All You Should Know About Personal Loans

All You Should Know About Personal Loans Before Applying for Them

Usually banks give loans for important purposes like education, marriage business and so on. But a personal loan is something that you can use for a variety of purposes, basically for anything that you want. However, that flexibility comes at a price. Just like anything else, there’re pros and cons of personal loans too. Here we’ll take a look at all the information that that one must know about personal loans before applying for one. Let’s get started:

Personal Loans: What They’re?

A Personal Loan is an unsecured bank loan that doesn’t require you to present collateral security or a guarantor. It may sound unbelievable at first, but there’s a catch: the risks that banks take are always calculated. To understand this move on to the next section.

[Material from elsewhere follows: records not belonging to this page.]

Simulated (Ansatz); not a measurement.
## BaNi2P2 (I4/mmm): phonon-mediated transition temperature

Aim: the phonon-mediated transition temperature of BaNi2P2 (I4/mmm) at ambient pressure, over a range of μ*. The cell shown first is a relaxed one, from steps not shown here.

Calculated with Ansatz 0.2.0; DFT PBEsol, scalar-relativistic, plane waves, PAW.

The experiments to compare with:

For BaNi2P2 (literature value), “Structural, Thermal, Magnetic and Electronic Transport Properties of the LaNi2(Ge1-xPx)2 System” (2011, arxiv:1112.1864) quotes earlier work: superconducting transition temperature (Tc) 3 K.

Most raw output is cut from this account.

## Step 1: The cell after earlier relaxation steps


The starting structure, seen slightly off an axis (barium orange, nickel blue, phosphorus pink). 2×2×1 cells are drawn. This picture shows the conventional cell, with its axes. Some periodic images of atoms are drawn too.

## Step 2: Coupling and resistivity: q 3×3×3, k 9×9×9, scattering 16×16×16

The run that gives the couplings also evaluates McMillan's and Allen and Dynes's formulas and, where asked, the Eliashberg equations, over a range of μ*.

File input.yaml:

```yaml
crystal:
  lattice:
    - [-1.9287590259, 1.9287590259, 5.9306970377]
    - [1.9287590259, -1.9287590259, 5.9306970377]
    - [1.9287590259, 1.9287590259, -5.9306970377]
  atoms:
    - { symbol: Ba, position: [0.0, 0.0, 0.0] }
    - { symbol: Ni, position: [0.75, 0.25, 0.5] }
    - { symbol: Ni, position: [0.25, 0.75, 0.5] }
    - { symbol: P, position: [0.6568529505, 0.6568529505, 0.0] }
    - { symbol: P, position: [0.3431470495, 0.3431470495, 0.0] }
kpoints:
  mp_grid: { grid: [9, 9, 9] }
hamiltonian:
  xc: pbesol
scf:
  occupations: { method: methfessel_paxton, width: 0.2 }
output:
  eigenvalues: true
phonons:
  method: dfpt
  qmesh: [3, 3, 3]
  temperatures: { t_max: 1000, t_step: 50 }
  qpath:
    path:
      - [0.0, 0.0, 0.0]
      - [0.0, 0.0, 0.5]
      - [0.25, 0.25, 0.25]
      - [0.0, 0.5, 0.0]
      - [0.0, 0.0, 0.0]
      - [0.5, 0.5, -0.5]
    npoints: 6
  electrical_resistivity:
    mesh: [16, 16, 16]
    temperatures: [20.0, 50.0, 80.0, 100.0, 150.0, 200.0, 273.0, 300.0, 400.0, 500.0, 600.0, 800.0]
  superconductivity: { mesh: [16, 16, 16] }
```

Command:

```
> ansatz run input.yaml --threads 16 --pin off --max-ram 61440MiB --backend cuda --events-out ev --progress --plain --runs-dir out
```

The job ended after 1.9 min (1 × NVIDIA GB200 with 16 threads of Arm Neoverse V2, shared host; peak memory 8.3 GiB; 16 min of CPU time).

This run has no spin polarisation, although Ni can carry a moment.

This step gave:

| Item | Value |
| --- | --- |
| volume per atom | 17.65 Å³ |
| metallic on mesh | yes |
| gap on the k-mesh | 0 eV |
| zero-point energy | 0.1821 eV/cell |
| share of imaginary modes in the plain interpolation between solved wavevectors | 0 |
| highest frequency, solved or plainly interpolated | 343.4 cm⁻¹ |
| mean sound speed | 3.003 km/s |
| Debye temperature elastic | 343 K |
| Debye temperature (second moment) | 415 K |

Limitations of Personal Loans

You can’t borrow too much under this loan. Banks carefully assess your repayment capability before approving your loan application. They check your credit rating, KYC documents and income proofs carefully before approving your loan application. As I said, banks always calculate their risks well.

Eligibility Criteria

Personal loan is given on the basis of your repayment capability. A lot of factors come into play to determine it, which include:

  1. Profession: The work you do is the first most important thing that can make or break your personal loan deal with the bank. A person doing government service or having a solid-business running from many years will get the loan with utmost ease. A person with a private job in any reputed company will get the loan slightly less easily. And a self-employed professional may have the hardest time getting it.
  2. Amount: The next thing a banker looks at in your loan application is the amount that you want to borrow. Though the maximum amount that anyone can borrow as personal loan is Rs. 10 lakh, the amount a bank allows you to borrow will depend on your repayment capability and it may be much less than this limit.
  3. Income: The amount you want to borrow is calculated against your income, so the income can be considered third most important thing for getting personal loans. Generally banks can allow you to borrow as much as twice of your annual income in personal loan. And yes, if you’ve a working spouse, you can also provide information about their income to increase your credibility.
  4. Credit Rating: Your credit rating also plays a major role in approval or rejection process of your personal loan. You can check it on CIBIL’s website.
  5. Education: The more educated you’re, the better your repayment capability in the eyes of bankers. The institutes you’ve studied at and the courses you’ve done also play a role.
  6. Age: The older you get, the tougher it gets. For obvious reasons banks don’t consider an old person for to be eligible to repay a loan, so getting a personal loan starts getting more and more difficult as your age increases.

Interest Rates

While rates on personal loans range between 16% – 30% per annum, they tend to be flexible. They vary depending on your repayment capability, so you can ask a bank to adjust them for you. They’re more likely to entertain your request if your credibility seems high.

Advantages and Disadvantages

Based on the information given above we can easily identify the advantages and disadvantages of personal loans:

Advantages Disadvantages
Flexibility of use High interest rates
No collateral/guarantor required Strict approval criteria that often leads to rejection
Faster approval/rejection (often within 24 hours)

Conclusion: Should You Get One?

In circumstances when you urgently need the money but don’t have any assets, personal loans can become your best allies. You should also use them to settle other debts if interest rates of those debts are higher than the rate of personal loan. However, you should be careful if you plan to get them for other purposes.